R. v. E.D.U. Sawe, Crim. App. 838-M-68 26/3/69, Mustaa J.

This is an appeal by way of case stated from the acquittal of the respondent by the learned resident magistrate. The respondent was charged with causing the death of another by dangerous driving contrary to section 44A (1) (a) of the Traffic Ordinance, Cap. 168, as amended by the Traffic Ordinance (Amendment) Act No. 41 of 1964. The following facts were found. While the respondent was driving along School Street his motor vehicle knocked down three pedestrians, including one Safi d/o Mgawe who later died as a result of the injuries sustained. The said Safi d/o Mgawe and the other pedestrians were walking on the correct left side of School Street at the time of the accident, and the motor vehicle went off the road after it had collided with the pedestrians. The Street is overgrown with huge mango trees which make it difficult for a driver to see pedestrians walking on it. The trial magistrate found that there were three ways in which the accident could have happened. First that the respondent deliberately ran Safi d/o Mgawe down. This was rejected outright.  Secondly, the respondent might have seen the pedestrians in good time but believing that they were aware of his approach hoped that they would give way for him to pass. They did not and the accident took place. Thirdly, the respondent, because for the obstruction due to the huge mango trees, might not have seen the pedestrians until it was too late for him to do anything to avoid the accident. The trial magistrate found that: “The evidence before us does not show that things could not have happened in accordance with the third theory. There is thus a doubt about the guilt of the accused for the offence charged.” He also says: “If what happened is sin accordance with the third theory, the blame for this accident would lie on the Township Authorities for keeping a road in town closely overgrown with these huge mango trees which make it difficulty for a driver to know whether there are pedestrians walking along the street.” He therefore acquitted the respondent.

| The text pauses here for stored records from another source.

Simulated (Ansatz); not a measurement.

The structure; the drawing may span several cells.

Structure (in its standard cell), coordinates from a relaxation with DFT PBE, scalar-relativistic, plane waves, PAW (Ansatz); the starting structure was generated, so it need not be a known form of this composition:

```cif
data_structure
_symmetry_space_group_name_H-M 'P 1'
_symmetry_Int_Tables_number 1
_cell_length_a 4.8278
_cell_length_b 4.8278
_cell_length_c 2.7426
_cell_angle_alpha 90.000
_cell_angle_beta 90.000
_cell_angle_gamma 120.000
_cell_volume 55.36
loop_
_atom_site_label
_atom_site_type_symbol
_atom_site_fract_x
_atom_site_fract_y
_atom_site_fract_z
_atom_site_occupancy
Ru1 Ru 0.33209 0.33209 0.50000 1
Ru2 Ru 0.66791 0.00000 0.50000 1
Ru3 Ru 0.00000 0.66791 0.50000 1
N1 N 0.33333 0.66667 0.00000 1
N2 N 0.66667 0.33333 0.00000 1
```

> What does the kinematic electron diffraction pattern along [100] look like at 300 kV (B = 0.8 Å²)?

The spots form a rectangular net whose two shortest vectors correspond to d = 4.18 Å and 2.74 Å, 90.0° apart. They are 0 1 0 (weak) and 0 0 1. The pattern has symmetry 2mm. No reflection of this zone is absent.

Held: “I will of course accept that the accident occurred in terms of theory No. 3 as propounded by the learned trial magistrate ….. In my view, accepting all the facts as found by the trial magistrate, it is clear the respondent was guilty of the offence as charged. In the circumstances described respondent obviously caused the death of deceased by driving in a dangerous manner. In considering the “circumstances” in a charge of causing death by dangerous driving the test to be applied is purely an objective one. If the driving was in fact dangerous in all the circumstances the driver is liable…… [Citing; Graham Lesile John Ball and John James Loughlin [1966]50 Cr. App. Reports 266 at 270].

Here it is quite clear that the respondent was driving along a road where there were big overhanging trees which make it difficult for a driver to see properly. In the circumstances, it was obviously his duty to drive in such a manner so as not to knock down or run over anybody walking on the correct side of the road. By applying such an objective test it is clear the respondent was driving in a dangerous manner, when he knocked down deceased causing her death. I also refer to Hassan Mohamed Omari v. R. 1959 E. A. (C.A. ) 939 at page 945 …….. In that case, the Court of Appeal would also appear to hold that the test to be applied is an objective one. In my view, therefore, on the facts as found by the trial magistrate he should have convicted the respondent. I, therefore, allow the appeal and send it back to the trial court with a direction to convict.”